June 4 museum: 800 sq ft and a plan to 'change society'
June 4 memorial exhibition may be small, but with its novel design and activist spirit, it hopes history can vindicate Tiananmen Square students

It may be one of the smallest museums around, but the curator of the world's first June 4 memorial exhibition is confident it can have an impact far beyond its modest 800 sq ft when it opens later this month.
Andrew Lam Hon-kin says the plan is to open the museum on April 20, despite legal objections from the owners of other units in Tsim Sha Tsui's Foo Hoo Centre, who say the space can be used only for offices under the building's deeds. Some expressed concern about large numbers of visitors; one expressed political concerns about a museum dedicated to the bloody crackdown on student protesters in Tiananmen Square.
Squeezing a museum into such a tight space proved tough, Lam said, so organisers adopted a novel design to make maximum use of the floor area.
Visitors enter the museum, on the fifth floor of the Austin Avenue building, through a maze, showing the timeline of the student protest for democracy that was stamped out on June 4, 1989. Visitors then enter a grass-covered central area, modelled on Tiananmen as it was back then. The area is surrounded by twisted maps of Beijing's roads showing 200 locations where students were killed. An inverted model of the square hangs from the roof.

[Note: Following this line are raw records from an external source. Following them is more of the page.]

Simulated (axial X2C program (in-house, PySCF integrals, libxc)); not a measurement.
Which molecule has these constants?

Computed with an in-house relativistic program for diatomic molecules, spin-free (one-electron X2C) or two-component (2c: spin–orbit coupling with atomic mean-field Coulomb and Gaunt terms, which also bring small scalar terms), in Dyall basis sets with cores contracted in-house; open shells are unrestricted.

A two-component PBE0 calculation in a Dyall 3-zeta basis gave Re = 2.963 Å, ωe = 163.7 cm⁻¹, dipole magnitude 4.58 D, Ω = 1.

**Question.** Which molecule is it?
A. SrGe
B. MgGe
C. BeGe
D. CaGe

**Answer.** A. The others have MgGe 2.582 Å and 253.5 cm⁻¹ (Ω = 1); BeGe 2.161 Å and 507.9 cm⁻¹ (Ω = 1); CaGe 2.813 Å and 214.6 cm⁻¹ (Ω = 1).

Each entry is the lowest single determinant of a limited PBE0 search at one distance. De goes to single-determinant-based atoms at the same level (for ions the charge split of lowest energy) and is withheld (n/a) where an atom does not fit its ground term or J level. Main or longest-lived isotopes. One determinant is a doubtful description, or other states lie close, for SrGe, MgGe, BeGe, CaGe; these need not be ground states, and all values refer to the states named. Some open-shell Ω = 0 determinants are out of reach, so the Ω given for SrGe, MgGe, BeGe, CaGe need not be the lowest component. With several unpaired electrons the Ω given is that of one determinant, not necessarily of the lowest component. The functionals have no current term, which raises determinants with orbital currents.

"The reversed and unstable design represents how the reality of the June 4 incident was distorted by the Chinese government, and that the student movement should be vindicated," Lam said, adding that the floor was intended as a "civic space" for debate.
"We would like to extend the discussion about the country's development from 1989 to today," he said.
Exhibits will be in Chinese, with organisers offering a pamphlet in English to explain them.